Item 1.01. Entry into a Material Definitive
Agreement.
Securities Purchase Agreement
On October 24, 2022 (the
“Effective Date”), Creatd, Inc., a Nevada corporation (the “Company”), entered into and closed securities purchase
agreement(the “Purchase Agreement”) with one accredited investor (the “Investor”), whereby the Investor purchased
from the Company for an aggregate of $1,500,000 in subscription amount, an unsecured debenture in the principal amount of $1,666,650 (the
“Debenture”). The Company and the Investor also entered into a registration rights agreement (each, a “Registration
Rights Agreement”) pursuant to the Purchase Agreement.
The Debenture has an
original issue discount of 10%, has a term of six months with a maturity date of April 24, 2023, may be extended by six months at the
Company’s option subject to certain conditions, and are convertible into shares of Common Stock at a conversion price of $0.20 per
share, subject to adjustment upon certain events.
In connection with its
entry into the Purchase Agreement and issuance of the Debenture, the Company also entered into a side letter agreement (the “Letter
Agreement”) with the holders of debentures of the Company, the Series C Warrants and Series D Warrants issued as of May 31, 2022
(the “May Investors”) and the holders of debentures of the Company, the Series E Warrants and Series F Warrants issued as
of July 25, 2022 (the “July Investors”). Pursuant to the Letter Agreement each of the May Investors and the July Investors
have entered into a lock-up agreement whereby they may not sell any such debentures, warrants, the shares into which such debentures may
be converted, or certain shares underlying such warrants until the date that is 30 days after the date on which the registration statement
registering for resale the shares of the Company’s common stock underlying the Debenture is declared effective by the Securities
and Exchange Commission. Additionally, the Letter Agreement, provides that the May Investors and July Investors have agreed to a further
lock up of such shares for a further 30 days upon the receipt of a certain amount of the proceeds from future potential issuances of debentures,
common stock or similar securities by the Company. Further additionally, pursuant to the Letter Agreement, the May Investors and the July
Investors have agreed to exchange and return for cancellation the Series C Warrants, Series D Warrants, Series E Warrants and Series F
Warrants, receiving replacement warrants from the Company (the “Replacement Warrants”), in consideration for (i) the Company’s
payment of $750,000 of the proceeds from the sale of the Debenture to the May Investors and July Investors on a pro rata basis and (ii)
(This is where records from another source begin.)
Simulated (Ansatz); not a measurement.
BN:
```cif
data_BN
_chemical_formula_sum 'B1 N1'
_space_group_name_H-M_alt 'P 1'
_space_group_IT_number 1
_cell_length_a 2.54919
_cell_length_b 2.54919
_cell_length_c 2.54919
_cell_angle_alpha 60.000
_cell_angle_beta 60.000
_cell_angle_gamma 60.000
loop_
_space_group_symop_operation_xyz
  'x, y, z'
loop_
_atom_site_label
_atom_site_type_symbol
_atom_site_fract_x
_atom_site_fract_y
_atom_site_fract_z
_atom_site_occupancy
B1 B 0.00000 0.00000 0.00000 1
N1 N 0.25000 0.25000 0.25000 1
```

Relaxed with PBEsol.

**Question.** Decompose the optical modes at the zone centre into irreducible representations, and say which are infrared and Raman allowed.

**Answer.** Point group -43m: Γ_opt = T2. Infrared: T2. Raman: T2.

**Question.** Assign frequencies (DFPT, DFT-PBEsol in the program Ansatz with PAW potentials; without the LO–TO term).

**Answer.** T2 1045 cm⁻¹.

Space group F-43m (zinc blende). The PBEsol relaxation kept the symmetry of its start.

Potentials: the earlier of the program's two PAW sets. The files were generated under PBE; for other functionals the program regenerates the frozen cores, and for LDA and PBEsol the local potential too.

the Company’s agreement to pay, on a pro rata basis to the May Investors and July Investors, the greater of (x) $750,000 and (y)
50% of the gross proceeds raised in a subsequent financing. The Replacement Warrants reflect a reduction in the number of Series C and
Series D Warrants from 1,550,000 in each class to 1,536,607 in each class and a reduction in the number of Series E and Series F Warrants
from 1,075,000 in each class to 807,143 in each class, and the initial exercise date for the Replacement Warrants are unchanged from the
date as set forth in the respective exchanged Series C, Series D, Series E or Series F Warrant.
Item 1.01 of this Current Report on Form 8-K contains
only a brief description of the material terms of the Purchase Agreement, the Debenture, the Registration Rights Agreement, the Letter
Agreement and the Replacement Warrants and does not purport to be a complete description of the rights and obligations of the parties
thereunder, and such description is qualified in its entirety by reference to the full text of the forms of Purchase Agreement, the Debenture,
the Registration Rights Agreement, the Letter Agreement and the Replacement Warrants, the forms of which are attached as Exhibits 10.1,
4.1, 10.2, 10.3, and 4.6, respectively, to this Current Report on Form 8-K, and are incorporated herein by reference.